Let $M$ be connected, and let $\pi: M\times N \rightarrow N$ be the natural projection. Prove that a $p$-form $w$ on $M\times N$ is $\delta \pi(\alpha)$ for some $p$-form $\alpha$ on $N$ if and only if $i(X)w = 0$ and $L_X w=0$ for every vector field $X$ on $M\times N$ for which $d\pi(X(m,n)) = 0$ at each point $(m,n) \in M\times N$.
$i(X)$ is the interior multiplication my the vector field $X$, and $L_X$ is the Lie-derivative w.r.t. the vector field $X$. $d$ is exterior differentiation, and $\delta$ is its transpose or adjoint.
Could you give me some hints for this problem? I tried to do the forward direction just by applying the formulas in the book, and I do not know how to approach the reverse direction.

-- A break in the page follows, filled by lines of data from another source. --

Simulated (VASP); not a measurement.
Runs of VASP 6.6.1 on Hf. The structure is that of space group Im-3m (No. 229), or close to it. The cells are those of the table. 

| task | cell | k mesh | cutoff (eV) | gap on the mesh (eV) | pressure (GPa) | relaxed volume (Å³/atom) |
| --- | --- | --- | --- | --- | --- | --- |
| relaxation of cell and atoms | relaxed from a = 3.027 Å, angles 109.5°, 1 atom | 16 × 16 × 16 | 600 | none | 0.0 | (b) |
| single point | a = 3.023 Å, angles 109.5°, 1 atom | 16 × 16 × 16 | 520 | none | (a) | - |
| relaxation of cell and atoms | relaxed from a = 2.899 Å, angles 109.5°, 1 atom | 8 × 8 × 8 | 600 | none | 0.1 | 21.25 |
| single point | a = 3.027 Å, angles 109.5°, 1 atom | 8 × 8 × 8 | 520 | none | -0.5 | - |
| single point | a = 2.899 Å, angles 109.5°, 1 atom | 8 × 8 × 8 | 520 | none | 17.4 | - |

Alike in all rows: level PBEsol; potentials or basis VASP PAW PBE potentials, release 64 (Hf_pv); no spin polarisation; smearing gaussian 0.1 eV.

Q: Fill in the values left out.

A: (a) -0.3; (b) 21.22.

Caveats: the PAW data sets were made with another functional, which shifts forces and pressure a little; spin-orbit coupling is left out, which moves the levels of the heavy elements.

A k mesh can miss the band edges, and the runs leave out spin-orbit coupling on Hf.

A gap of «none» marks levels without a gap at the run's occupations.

What I have done so far, first I want to prove the forward direction, given $w=\delta\pi(\alpha)$, then for any vector fields $Y_1, \cdots Y_{p-1}$ on $M\times N$ we have $$ \begin{align} i(X)(\delta\pi(\alpha))(Y_1, \cdots Y_{p-1}) (m,n) &=(\delta\pi(\alpha))(X,Y_1, \cdots Y_{p-1}) (m,n) \\ &= \alpha_{\pi((m,n))}\big(d\pi(X(m,n)), \cdots, d\pi(Y_{p-1}(m,n))\big)\\ &= \alpha_{\pi((m,n))}\big(0, \cdots, d\pi(Y_{p-1}(m,n))\big)\\ &=0 \end{align}$$
Next to show $L_X(w) = 0$, we use the formula that $L_X = i(X)\circ d + d\circ i(X)$. The second part is zero by above calculation, and for the first part, note that $$i(X) d(\delta\pi(\alpha)) = i(X) \delta \pi(d\alpha)$$ then this would be a similar calculation as above, just $d\alpha$ instead of $\alpha$.
Are my calculations correct? and could you give me some hints for the reverse direction.